Moderator: Shashi Shekhar (UMN)
Topic: Understanding and narrowing gaps between Data Science (e.g., Data Mining, Machine Learning, Statistics) and Mechanistic theories in physical scienes (e.g., underlying processes driving patterns, extrapolating beyond observed conditions)
Background: Data science methods have found success in analyzing many complicated systems, such as social networks. However, success is limited within the physical systems (e.g., epidermis, climate). For example, articles in Science [2], Nature [3], and PLOS [4] noted failures of Google flu trend and a New York Times article [5] said, "no scientist thinks you can solve this problem by crunching data alone, no matter how powerful the statistical analysis; you will always need to start with an analysis that relies on an understanding of physics and biochemistry". A 2014 Geo-Physical Letters paper [1] added: "failure to account for dependence between [Physical] models, variables, locations and seasons yield misleading results".

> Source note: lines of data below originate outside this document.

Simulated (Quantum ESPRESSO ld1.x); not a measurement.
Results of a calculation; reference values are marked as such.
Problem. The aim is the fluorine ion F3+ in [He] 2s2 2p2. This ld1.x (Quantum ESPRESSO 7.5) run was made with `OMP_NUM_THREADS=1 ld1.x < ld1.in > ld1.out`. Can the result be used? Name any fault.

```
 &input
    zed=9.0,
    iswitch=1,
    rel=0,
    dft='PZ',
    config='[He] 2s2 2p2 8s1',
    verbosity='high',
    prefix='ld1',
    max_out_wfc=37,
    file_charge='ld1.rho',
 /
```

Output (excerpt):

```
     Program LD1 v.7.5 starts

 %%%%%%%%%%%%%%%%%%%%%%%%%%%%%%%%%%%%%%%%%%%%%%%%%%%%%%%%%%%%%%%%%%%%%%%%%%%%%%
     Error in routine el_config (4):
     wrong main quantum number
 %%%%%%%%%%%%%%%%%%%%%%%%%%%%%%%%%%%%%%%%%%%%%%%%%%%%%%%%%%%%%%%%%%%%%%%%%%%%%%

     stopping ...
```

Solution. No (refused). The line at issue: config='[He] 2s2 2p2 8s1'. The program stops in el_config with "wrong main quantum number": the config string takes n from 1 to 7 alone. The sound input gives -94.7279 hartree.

[1] Statistical significance of climate sensitivity predictors obtained by data mining, P. M. Caldwell et al., Geophys. Res. Lett., 41:1803-1808, 2014.
[2] The Parable of Google Flu: Traps in Big Data Analysis, David Lazer et al., AAAS Science, 343, March 14,2014.
[3] When Google got flu wrong: US outbreak foxes a leading web-based method for tracking seasonal flu.,D. Butler, Nature, 494(7436), 155-6, 2013.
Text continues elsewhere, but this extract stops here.